One of the major objectives of terror is to elicit a disproportionate response. From that perspective, the attacks of 9/11 succeeded beyond any terrorist’s wildest dreams. A three-pronged assault on the symbols of American dominance in global economics, politics, and military power as an extension of national will have brought us to this. After nine years of continuous warfare and no realistic end in sight, what have we accomplished?
By any measure, America is domestically better protected from attack. That’s the good news. Reporting the bad takes a bit longer because there’s so much of it.

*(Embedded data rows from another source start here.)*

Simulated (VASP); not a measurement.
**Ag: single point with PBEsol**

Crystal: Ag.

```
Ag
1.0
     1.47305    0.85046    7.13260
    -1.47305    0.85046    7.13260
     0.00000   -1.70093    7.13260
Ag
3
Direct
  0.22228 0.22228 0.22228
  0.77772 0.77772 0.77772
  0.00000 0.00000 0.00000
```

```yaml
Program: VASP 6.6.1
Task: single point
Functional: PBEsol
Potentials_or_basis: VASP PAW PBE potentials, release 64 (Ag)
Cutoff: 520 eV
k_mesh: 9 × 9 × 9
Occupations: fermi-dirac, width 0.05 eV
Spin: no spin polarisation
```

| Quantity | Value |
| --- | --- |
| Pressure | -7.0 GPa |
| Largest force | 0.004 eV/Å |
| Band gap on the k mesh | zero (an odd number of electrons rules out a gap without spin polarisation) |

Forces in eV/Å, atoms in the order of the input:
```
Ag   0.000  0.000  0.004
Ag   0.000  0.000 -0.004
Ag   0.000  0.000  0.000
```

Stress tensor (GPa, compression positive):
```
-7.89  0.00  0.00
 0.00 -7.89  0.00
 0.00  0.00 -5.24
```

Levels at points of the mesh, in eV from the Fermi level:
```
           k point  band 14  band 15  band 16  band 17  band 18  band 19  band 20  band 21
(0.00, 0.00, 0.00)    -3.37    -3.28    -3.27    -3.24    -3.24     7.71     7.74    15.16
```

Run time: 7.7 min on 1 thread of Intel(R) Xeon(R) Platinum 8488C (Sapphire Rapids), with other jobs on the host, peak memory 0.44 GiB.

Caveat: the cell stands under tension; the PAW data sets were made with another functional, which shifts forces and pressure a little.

At the core of our national dilemma lies the unavoidable truth that we can’t afford to pursue what we have defined as indispensable goals: eliminate the ability of terrorism to threaten our way of life and create stable democracies in a region of the world populated by people whose dominant culture and religion are incompatible with the concept.
If we assume that our leaders understand the reality of terror, that no matter how many terrorists we kill there will always be more, then we can conclude that decision-makers recognize the necessity for never-ending vigilance and aggressive counterterrorist strategies. But since we can’t keep American boots on foreign ground indefinitely, we try to establish security by proxy before we bail out.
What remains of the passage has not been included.